My family had recently completed the first move of my life, which consisted of heading about five miles south from my hometown (population around 6,000) to the adjacent town (population around 10,000). In our new neighborhood lived a Korean woman and her family. I didn't know them very well, but her son was a classmate of my younger brother. That summer her nephew was coming to spend the summer with her family just down the street.
We lived in what I considered a rather idyllic neighborhood for a kid, in that there was little traffic and lots of young families with kids in grade school and middle school, so you could roam the streets and backyards tracking down playmates for a daytime game of backyard baseball or touch football in a cul-de-sac, and subdivision-wide nighttime games of "jailbreak".

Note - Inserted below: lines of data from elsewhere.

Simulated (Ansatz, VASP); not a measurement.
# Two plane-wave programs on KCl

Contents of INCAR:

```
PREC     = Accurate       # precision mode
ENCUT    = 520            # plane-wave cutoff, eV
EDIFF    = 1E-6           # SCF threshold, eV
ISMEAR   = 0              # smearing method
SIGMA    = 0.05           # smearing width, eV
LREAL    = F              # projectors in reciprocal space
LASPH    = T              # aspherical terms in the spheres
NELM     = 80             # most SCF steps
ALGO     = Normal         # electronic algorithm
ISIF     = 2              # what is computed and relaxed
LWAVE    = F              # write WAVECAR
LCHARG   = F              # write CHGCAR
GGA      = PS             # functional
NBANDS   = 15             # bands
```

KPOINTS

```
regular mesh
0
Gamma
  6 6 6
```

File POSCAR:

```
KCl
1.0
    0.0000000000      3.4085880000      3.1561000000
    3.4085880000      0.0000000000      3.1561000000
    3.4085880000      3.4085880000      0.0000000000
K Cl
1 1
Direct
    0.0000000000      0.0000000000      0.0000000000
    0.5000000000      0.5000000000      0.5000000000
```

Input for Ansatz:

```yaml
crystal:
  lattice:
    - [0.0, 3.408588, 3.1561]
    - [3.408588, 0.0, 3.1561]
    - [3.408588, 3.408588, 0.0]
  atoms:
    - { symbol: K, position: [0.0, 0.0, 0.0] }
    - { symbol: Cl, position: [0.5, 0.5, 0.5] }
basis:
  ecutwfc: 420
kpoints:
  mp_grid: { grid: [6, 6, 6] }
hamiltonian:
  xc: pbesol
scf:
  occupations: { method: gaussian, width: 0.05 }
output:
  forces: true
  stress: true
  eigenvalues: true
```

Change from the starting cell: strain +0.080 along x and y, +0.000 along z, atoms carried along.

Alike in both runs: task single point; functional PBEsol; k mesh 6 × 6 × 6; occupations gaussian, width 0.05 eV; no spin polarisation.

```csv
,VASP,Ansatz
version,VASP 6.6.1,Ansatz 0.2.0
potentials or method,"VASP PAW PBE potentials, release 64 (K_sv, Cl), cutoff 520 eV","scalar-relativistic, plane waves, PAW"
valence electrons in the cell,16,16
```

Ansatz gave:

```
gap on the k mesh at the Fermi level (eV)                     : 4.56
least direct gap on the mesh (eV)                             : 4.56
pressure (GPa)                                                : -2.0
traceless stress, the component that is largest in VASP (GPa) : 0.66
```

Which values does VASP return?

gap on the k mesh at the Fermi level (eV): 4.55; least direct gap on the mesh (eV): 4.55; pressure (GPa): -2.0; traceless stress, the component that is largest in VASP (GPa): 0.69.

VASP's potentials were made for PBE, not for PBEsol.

I spent a lot of time that summer riding my bike around and exploring the still-being-constructed parts of the subdivision with the older kids. My two younger brothers played a lot of baseball with the younger neighborhood kids, including the neighborhood boy and his Korean cousin. I joined them on occasion for a game of kickball or home run derby, which consisted of lobbing a tennis ball (from a semi-safe distance) to a kid with an aluminum bat and seeing how far he could launch it.
It was on one of these occasions from which I retain what may be my most vivid memory from that summer for sheer uniqueness and poignancy. The neighbor's Korean name was Hyun-ho, and while his English was a work in progress, I can still hear him consoling my youngest brother after something transpired in the game to bring my brother nearly to tears.
"No cry, Dylan."
My mind may have embellished this memory in the ensuing years, as I notice I've done with some others, but when I replay it I see Hyun-ho hugging my brother to make him feel better. I think the combination of sympathy for my brother, wonder at the sweetness of this boy to try to make him feel better, and the excitement at having someone different around in a town that is about 98% white combined to really burn that memory in my mind.
At the end of the summer Hyun-ho went back to Korea and I figured I'd probably never see him again, unless I happened to catch him if he returned to America sometime. The distance between home and Korea felt so insurmountable to me at the time, however, that I figured a trip between the two was a very rare and difficult event. It still sort of feels that way, though much less so. At the time I never dreamed of going to Korea. I hardly even imagined leaving the states, except for perhaps taking another road trip into Canada. All the travel I could remember doing up to that point in my life had been done on the roads, so I never even really thought of going to Europe.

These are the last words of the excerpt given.